Legacy Capital Group Ltd., Pacific Capital Development LLC, Guy Beatty - S-05-015-06-CO01 - Consent Order

On February 12, 2008, the Securities Division entered into a Consent Order with Legacy Capital Group Ltd., Pacific Capital Development LLC, and Guy Beatty (collectively “Respondents”). The Securities Division had entered a Statement of Charges against the Respondents on September 9, 2005. The Division alleged that Guy Beatty offered and sold $50,000 of unregistered investments relating to Legacy Capital Group Ltd. and Pacific Capital Development LLC to a Washington state resident. The Division further alleged that the Respondents violated the anti-fraud provisions of the Securities Act of Washington. Respondents neither admitted nor denied the allegations, but agreed to cease and desist from violating the registration and anti-fraud provisions of the Securities Act. Respondents agreed to pay a fine of $5,000. Respondents waived their rights to a hearing and judicial review of the matter.


Michael James Gilhooly, RJJ Pasadena Securities, Inc. - S-07-466-07-SC01 - Statement of Charges

On February 6, 2008, the Securities Division entered a Statement of Charges and Notice of Intent to Issue an Order to Cease and Desist, Impose Fines and Charge Costs against Michael James Gilhooly and RJJ Pasadena Securities, Inc. (collectively “Respondents”). The Statement of Charges alleges that Respondents effected over an extended period of time the purchase and sale of securities in a customer’s account after the customer moved to the state of Washington, without being properly registered. The Securities Division ordered Respondents to cease and desist from violating the registration provisions of the Securities Act of Washington. The Securities Division gave notice of its intent to collect fines and charge costs. Respondents have a right to request a hearing on the Statement of Charges.

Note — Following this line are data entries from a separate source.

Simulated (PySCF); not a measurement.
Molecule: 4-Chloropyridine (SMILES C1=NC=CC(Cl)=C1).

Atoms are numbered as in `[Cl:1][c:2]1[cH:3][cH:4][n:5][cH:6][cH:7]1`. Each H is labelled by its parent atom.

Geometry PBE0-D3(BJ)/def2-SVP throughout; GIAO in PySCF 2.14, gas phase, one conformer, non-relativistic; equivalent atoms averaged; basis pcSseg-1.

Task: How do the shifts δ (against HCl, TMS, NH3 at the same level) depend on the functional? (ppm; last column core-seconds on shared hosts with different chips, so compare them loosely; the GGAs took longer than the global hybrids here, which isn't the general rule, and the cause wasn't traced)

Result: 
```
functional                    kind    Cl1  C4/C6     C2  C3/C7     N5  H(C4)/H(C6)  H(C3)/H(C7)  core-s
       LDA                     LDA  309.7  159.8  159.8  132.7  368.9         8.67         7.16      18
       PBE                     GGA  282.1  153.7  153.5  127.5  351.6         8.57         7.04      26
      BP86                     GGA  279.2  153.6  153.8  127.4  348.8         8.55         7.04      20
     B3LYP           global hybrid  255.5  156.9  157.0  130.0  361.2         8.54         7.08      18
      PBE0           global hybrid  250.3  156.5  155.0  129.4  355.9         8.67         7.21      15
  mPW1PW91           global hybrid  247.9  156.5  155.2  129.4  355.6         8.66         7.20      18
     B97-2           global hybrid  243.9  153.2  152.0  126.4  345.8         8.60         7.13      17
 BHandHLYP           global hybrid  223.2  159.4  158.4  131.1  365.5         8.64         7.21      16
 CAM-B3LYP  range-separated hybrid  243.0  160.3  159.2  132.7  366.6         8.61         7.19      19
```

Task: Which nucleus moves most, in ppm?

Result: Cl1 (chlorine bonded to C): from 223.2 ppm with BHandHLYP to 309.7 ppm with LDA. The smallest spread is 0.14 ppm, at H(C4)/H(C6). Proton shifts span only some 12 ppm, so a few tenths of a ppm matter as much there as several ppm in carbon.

Global Aviation Fuel Systems and Bob (Neil) Necklewicz - S-08-002-08-SC01 - Statement of Charges

On February 1, 2008, the Securities Division entered a Statement of Charges and Notice of Intent to Enter Order to Cease and Desist, Impose Fines and Charge Costs against Global Aviation Fuel Systems and Bob (Neil) Necklewicz (collectively “Respondents”). Respondents offered an investment opportunity in their “Boeing Fuel Pump Inventory Investment Program” to at least one Washington resident. The Statement of Charges alleges that Respondents offered unregistered securities and acted as unregistered broker-dealers or securities salespersons. The Statement of Charges further alleges that offer or sale of securities by the Respondents violated the anti-fraud provisions of the Securities Act of Washington. The Securities Division intends to order Respondents to cease and desist from violating the Securities Act of Washington, and gives notice of its intent to collect fines and recover costs. Respondents have a right to request a hearing on the Statement of Charges.


Donna Jean Parker - S-07-230-08-TO01 - Summary Order Suspending Securities Salesperson and Investment Adviser Representative Registration and Notice of Intent to Revoke Registration

On February 1, 2008, the Securities Division entered a Summary Order Suspending Securities Salesperson and Investment Adviser Representative Registration and Notice of Intent to Revoke Registration against Donna Jean Parker (“Respondent”). The Summary Order tentatively finds that Parker, while employed as a securities salesperson and investment adviser representative for Merrill Lynch, engaged in dishonest and unethical practices by forging signatures of employees at Merrill Lynch, forging the signature of a customer, converting $20,000 in customer funds, and executing a transaction on behalf of a customer without authorization to do so. The Respondent has a right to request a hearing on the Summary Order.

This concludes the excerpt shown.